Search code examples
dockerhigh-availabilitydocker-swarm

Understanding docker swarm in terms of high availability


I am currently trying to understand what would be necessary to create a docker swarm to make some service highly available. I read through a lot of the docker swarm documentation, but if my understanding is correct, docker swarm will just execute a service on any host. What would happen if a host fails? Would the swarm manager restart the service(s) running on that host/node on another one? Is there any better explanation of this than in the original documentation found here?


Solution

  • Nothing more complex than that really. Like it says, Swarm (and kubernetes, and most other tooling in this space) is declarative, which means that you tell it the state that you want (i.e. 'I want 4 instances of redis') and Swarm will converge the system to that state. If you have 3 nodes, then it will schedule 1 redis on Node 1, 1 on Node 2, and 2 on Node 3. If Node 2 dies, then the system is now not 'compliant' with your declared state, and Swarm will schedule another redis on Node 1 or 3 (depending on strategy, etc...).

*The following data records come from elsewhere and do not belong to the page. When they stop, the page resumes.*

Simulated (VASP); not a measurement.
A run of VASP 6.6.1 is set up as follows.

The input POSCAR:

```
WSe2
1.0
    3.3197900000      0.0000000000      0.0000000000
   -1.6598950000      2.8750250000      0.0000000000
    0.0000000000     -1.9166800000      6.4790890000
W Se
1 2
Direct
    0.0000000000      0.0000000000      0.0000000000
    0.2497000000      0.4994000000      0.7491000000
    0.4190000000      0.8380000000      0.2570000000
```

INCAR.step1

    Now this dynamism of container / task / instance scheduling brings another problem, discovery. Swarm deals with this by maintaining an internal DNS registry and by creating VIP (virtual IPs) for each service. Instead of having to address / keep track of each redis instance, I can instead point to a service alias and Swarm will automatically route traffic to where it needs to go.

    Of course there are also other considerations:

    • Can your service support multiple backend instances? Is it stateless? Sessions? Cache? Etc...
    • What is 'HA'? Multi-node? Multi-AZ? Multi-region? Etc...